Reputation: 1026
I was wondering if anyone ever tried to extract/follow RSS item links using SgmlLinkExtractor/CrawlSpider. I can't get it to work...
I am using the following rule:
rules = ( Rule(SgmlLinkExtractor(tags=('link',), attrs=False), follow=True, callback='parse_article'), )
(having in mind that rss links are located in the link tag).
I am not sure how to tell SgmlLinkExtractor to extract the text() of the link and not to search the attributes ...
Any help is welcome, Thanks in advance
Upvotes: 7
Views: 5609
Reputation: 408
XML Example From scrapy doc XMLFeedSpider
from scrapy.spiders import XMLFeedSpider
from myproject.items import TestItem
class MySpider(XMLFeedSpider):
name = 'example.com'
allowed_domains = ['example.com']
start_urls = ['http://www.example.com/feed.xml']
iterator = 'iternodes' # This is actually unnecessary, since it's the default value
itertag = 'item'
def parse_node(self, response, node):
self.logger.info('Hi, this is a <%s> node!: %s', self.itertag, ''.join(node.extract()))
#item = TestItem()
item = {} # change to dict for removing the class not found error
item['id'] = node.xpath('@id').extract()
item['name'] = node.xpath('name').extract()
item['description'] = node.xpath('description').extract()
return item
Upvotes: -2
Reputation: 1026
I have done it using CrawlSpider:
class MySpider(CrawlSpider):
domain_name = "xml.example.com"
def parse(self, response):
xxs = XmlXPathSelector(response)
items = xxs.select('//channel/item')
for i in items:
urli = i.select('link/text()').extract()
request = Request(url=urli[0], callback=self.parse1)
yield request
def parse1(self, response):
hxs = HtmlXPathSelector(response)
# ...
yield(MyItem())
but I am not sure that is a very proper solution...
Upvotes: 0
Reputation: 1540
CrawlSpider rules don't work that way. You'll probably need to subclass BaseSpider and implement your own link extraction in your spider callback. For example:
from scrapy.spider import BaseSpider
from scrapy.http import Request
from scrapy.selector import XmlXPathSelector
class MySpider(BaseSpider):
name = 'myspider'
def parse(self, response):
xxs = XmlXPathSelector(response)
links = xxs.select("//link/text()").extract()
return [Request(x, callback=self.parse_link) for x in links]

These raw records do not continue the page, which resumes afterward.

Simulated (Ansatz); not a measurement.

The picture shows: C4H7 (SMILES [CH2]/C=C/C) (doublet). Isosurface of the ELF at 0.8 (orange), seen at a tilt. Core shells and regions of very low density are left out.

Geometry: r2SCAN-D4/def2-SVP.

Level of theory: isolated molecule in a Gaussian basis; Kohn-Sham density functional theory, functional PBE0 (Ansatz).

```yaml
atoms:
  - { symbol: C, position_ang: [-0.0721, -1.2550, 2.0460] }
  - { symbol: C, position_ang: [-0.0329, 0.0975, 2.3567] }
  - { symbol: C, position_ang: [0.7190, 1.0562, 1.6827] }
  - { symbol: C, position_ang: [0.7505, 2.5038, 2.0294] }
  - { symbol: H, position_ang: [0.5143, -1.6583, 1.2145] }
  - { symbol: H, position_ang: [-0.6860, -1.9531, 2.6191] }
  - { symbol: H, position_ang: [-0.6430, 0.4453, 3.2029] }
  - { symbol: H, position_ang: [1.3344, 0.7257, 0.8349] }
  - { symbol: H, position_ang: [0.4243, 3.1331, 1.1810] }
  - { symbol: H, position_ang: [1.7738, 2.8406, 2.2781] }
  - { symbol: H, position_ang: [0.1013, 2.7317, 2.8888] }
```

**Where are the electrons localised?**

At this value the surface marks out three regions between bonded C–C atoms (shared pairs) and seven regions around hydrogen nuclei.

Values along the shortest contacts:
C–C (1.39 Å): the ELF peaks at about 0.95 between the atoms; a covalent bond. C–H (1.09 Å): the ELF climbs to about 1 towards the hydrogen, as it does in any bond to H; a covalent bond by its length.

You can also try the XPath in the shell, by running for example:
scrapy shell http://blog.scrapy.org/rss.xml
And then typing in the shell:
>>> xxs.select("//link/text()").extract()
[u'http://blog.scrapy.org',
u'http://blog.scrapy.org/new-bugfix-release-0101',
u'http://blog.scrapy.org/new-scrapy-blog-and-scrapy-010-release']
Upvotes: 7